The SEC also proposed amendments to the Advisers Act compliance rule that would require all registered advisers, including those that do not advise private funds, to document the annual review of their compliance policies and procedures in writing.

Louis Bruno, a partner at EisnerAmper, told CIO that since the financial crisis, institutional investors have been clamoring for private fund management transparency, as well as access to meaningful and accurate data.

“With the private markets experiencing unprecedented growth in recent years, investors will continue to expect more disclosure,” Bruno said, “and private fund managers will need to effectively adapt to meet the new standards to compete for capital in the market.”

Bruno suggested private fund managers review current fee and expense calculations, corresponding policies, and procedures to see if they align with the fund governing documents and investor disclosures. He also said that regarding updating disclosures, fund managers should prioritize consistency, alignment with current practices, and clarity on how fees are calculated and allocated to each fund.

“Fund managers should also consider developing a communication strategy in advance that would provide transparency to investors about expected changes to fees, expenses, financial statements, etc.,” he said, adding that “an inefficient framework provides limited ‘point in time’ risk and often makes it very difficult to implement new regulatory requirements.”

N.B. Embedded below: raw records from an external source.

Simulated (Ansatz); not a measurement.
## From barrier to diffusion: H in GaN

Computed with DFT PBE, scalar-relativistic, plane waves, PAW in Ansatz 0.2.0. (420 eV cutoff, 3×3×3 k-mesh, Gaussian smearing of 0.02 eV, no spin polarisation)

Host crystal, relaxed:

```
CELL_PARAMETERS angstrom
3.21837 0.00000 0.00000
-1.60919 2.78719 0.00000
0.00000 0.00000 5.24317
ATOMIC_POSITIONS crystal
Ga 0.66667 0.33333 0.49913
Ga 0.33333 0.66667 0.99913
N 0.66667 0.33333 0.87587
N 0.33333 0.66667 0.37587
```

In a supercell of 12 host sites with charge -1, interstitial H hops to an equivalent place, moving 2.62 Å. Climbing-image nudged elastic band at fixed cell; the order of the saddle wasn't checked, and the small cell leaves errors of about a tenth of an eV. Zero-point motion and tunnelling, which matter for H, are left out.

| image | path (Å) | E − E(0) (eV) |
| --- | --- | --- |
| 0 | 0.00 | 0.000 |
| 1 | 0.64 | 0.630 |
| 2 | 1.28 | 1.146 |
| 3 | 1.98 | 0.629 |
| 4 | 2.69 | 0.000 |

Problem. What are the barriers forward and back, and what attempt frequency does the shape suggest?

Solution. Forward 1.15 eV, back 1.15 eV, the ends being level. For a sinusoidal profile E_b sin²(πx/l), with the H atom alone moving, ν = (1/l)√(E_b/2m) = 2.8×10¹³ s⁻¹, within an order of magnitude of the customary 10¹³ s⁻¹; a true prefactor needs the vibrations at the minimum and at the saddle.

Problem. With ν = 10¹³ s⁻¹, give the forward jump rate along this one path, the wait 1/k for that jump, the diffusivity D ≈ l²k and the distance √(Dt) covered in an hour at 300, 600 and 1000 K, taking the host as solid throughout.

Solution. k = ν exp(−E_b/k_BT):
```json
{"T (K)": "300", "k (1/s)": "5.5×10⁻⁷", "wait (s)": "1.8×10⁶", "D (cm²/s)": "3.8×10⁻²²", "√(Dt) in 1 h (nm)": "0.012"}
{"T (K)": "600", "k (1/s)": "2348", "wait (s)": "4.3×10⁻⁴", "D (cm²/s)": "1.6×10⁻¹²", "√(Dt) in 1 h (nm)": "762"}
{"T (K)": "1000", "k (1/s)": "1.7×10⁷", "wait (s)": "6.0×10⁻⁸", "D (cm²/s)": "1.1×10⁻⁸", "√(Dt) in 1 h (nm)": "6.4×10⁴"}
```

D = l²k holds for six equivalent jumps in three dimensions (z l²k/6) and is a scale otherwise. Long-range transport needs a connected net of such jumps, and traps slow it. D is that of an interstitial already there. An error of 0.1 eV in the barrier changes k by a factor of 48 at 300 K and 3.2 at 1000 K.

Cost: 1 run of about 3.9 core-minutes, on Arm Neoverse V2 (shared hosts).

Commissioner Hester Peirce issued a statement saying she would vote against the proposed new rules, calling them a “sea change” that support the “belief that sophisticated institutions and high-net-worth individuals are not competent or assertive enough to obtain and analyze the information they need to make good investment decisions.”

The SEC also voted to propose rules related to cybersecurity risk management for registered investment advisers, registered investment companies and business development companies.

The proposed rules would require advisers and funds to adopt and implement written cybersecurity policies and procedures that are intended to address cybersecurity risks that could harm advisory clients and investors. The proposed rules would also require advisers to report to the SEC on a new confidential form significant cybersecurity incidents that affect the adviser or its fund or private fund clients, and to publicly disclose cybersecurity risks and significant incidents that occurred in the last two fiscal years in their brochures and registration statements.

Additionally, the proposal would establish new recordkeeping requirements for advisers and funds that are intended to improve the availability of cybersecurity-related information and help facilitate the SEC’s inspection and enforcement capabilities.

“The proposed rules and amendments are designed to enhance cybersecurity preparedness and could improve investor confidence in the resiliency of advisers and funds against cybersecurity threats and attacks,” SEC Chair Gary Gensler said in a statement.